Annie Y. Chen

Annie Y. Chen

Data Scientist

Institute for State and Local Governance

Hi! I am a data scientist at the CUNY Institute for State and Local Governance where I support the work of the NYPD Monitor and the NYPD Reform and Reinvention Collaborative. Before moving to New York, I was a quantitative social science researcher at Dartmouth College and a Bright Line Watch Fellow. I graduated with a Master’s degree in Political Science from McGill University in Montréal, Canada. I enjoy wrestling with social science questions.

Interests

  • Criminal justice reform
  • Online information consumption
  • Voting systems and voting behavior
  • Causal inference

Education

  • MA in Political Science, 2020

    McGill University

  • BA in Political Science; Criminology, 2017

    University of Toronto

Research

Subscriptions and external links help drive resentful users to alternative and extremist YouTube channels

Do online platforms facilitate the consumption of potentially harmful content? Using paired behavioral and survey data provided by participants recruited from a representative sample in 2020 (n = 1181), we show that exposure to alternative and extremist channel videos on YouTube is heavily concentrated among a small group of people with high prior levels of gender and racial resentment. These viewers often subscribe to these channels (prompting recommendations to their videos) and follow external links to them. In contrast, nonsubscribers rarely see or follow recommendations to videos from these channels. Our findings suggest that YouTube’s algorithms were not sending people down “rabbit holes” during our observation window in 2020, possibly due to changes that the company made to its recommender system in 2019. However, the platform continues to play a key role in facilitating exposure to content from alternative and extremist channels among dedicated audiences.

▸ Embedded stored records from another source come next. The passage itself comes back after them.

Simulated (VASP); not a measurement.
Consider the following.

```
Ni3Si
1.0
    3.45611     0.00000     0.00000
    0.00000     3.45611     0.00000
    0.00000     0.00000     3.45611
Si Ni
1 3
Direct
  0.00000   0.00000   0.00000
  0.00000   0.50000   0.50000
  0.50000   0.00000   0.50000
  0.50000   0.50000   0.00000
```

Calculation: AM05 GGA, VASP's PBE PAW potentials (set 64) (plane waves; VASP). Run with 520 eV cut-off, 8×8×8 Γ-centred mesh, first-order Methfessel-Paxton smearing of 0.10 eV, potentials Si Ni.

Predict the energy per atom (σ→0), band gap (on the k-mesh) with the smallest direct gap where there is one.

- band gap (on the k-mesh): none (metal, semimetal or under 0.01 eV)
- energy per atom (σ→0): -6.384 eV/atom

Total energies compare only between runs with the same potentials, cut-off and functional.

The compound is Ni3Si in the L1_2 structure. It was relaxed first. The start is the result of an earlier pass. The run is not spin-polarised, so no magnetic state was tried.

Like-minded sources on Facebook are prevalent but not polarizing

Many critics raise concerns about the prevalence of ‘echo chambers’ on social media and their potential role in increasing political polarization. However, the lack of available data and the challenges of conducting large-scale field experiments have made it difficult to assess the scope of the problem1,2. Here we present data from 2020 for the entire population of active adult Facebook users in the USA showing that content from ‘like-minded’ sources constitutes the majority of what people see on the platform, although political information and news represent only a small fraction of these exposures. To evaluate a potential response to concerns about the effects of echo chambers, we conducted a multi-wave field experiment on Facebook among 23,377 users for whom we reduced exposure to content from like-minded sources during the 2020 US presidential election by about one-third. We found that the intervention increased their exposure to content from cross-cutting sources and decreased exposure to uncivil language, but had no measurable effects on eight preregistered attitudinal measures such as affective polarization, ideological extremity, candidate evaluations and belief in false claims. These precisely estimated results suggest that although exposure to content from like-minded sources on social media is common, reducing its prevalence during the 2020 US presidential election did not correspondingly reduce polarization in beliefs or attitudes.

Discriminatory Immigration Bans Elicit Anti-Americanism in Targeted Communities: Evidence from Nigerian Expatriates (Journal of Experimental Political Science)

Do discriminatory US immigration policies affect foreign public opinion about Americans? When examining negative reactions to US actions perceived as bullying on the world stage, existing research has focused either on US policies that involve direct foreign military intervention or seek to influence foreign countries’ domestic economic policy or policies advocating minority representation. We argue that US immigration policies – especially when they are perceived as discriminatory – can similarly generate anti-American sentiment. We use a conjoint experiment embedded in a unique survey of Nigerian expatriates in Ghana. Comparing respondents before and after President Trump surpisingly announced a ban on Nigerian immigration to the United States, we find a large drop (13 percentage points) in Nigerian’s favorability towards Americans.